As mentioned in a previous post, Andrew Coulson of the Cato Institute, in his fine obituary for Jaime Escalante, wrote that the best way to preserve Escalante’s legacy is to “understand why our education system destroyed rather than amplified his success—and then fix it.” Coulson then goes on and accurately presents the success of today’s charter schools as the prime example of promoting innovation and creativity in today’s public schools. Coulson contrasts the burgeoning success of charter networks such as KIPP with the failure of centralized education and its obsolete and out of touch standards.

Despite the astounding success rate of charter schools relative to centralized public schools, not everyone is convinced, and some are ardently resistant. Diane Ravitch, in a recent op-ed in the Washington Post, laments the failure of No Child Left Behind and dismisses charter schools as unsuccessful in reaching their goals. Instead, Ravitch promotes a new set of standards to regulate public school teachers and administrators. Though well-intentioned, Ravitch’s position is wrong.

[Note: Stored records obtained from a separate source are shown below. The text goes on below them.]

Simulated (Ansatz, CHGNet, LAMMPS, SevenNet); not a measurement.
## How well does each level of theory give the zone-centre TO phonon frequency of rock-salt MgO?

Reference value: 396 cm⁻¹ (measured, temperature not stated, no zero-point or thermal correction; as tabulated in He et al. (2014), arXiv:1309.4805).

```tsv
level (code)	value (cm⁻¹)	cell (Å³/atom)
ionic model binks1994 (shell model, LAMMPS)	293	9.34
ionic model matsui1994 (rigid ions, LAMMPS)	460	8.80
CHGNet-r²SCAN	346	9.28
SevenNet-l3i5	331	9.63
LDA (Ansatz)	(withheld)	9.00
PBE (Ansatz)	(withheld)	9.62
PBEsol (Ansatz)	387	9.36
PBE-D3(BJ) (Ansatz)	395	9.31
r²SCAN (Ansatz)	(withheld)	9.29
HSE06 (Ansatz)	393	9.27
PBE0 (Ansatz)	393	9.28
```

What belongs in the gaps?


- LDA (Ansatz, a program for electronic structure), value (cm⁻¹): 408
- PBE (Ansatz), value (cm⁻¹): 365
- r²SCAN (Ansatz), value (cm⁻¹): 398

First, the Cato Institute offers a couple of strong rebuttals to the notion of further centralized standards. Regarding her dubious claim about charter schools, Ms. Ravitch must be oblivious to the well-documented revitalization of education in New Orleans thanks to innovative charter school programs. The solution is not to impose a new set of standards, but to encourage innovative and progressive teaching methods, reward good teachers, and fire bad teachers.

Ms. Ravitch complains that the disparity between public schools students and charter schools students is emblematic of their failure. In fact, it is testament that not enough young children are in charter schools. The facts are ineluctable; charter schools work and are the best bet for public education.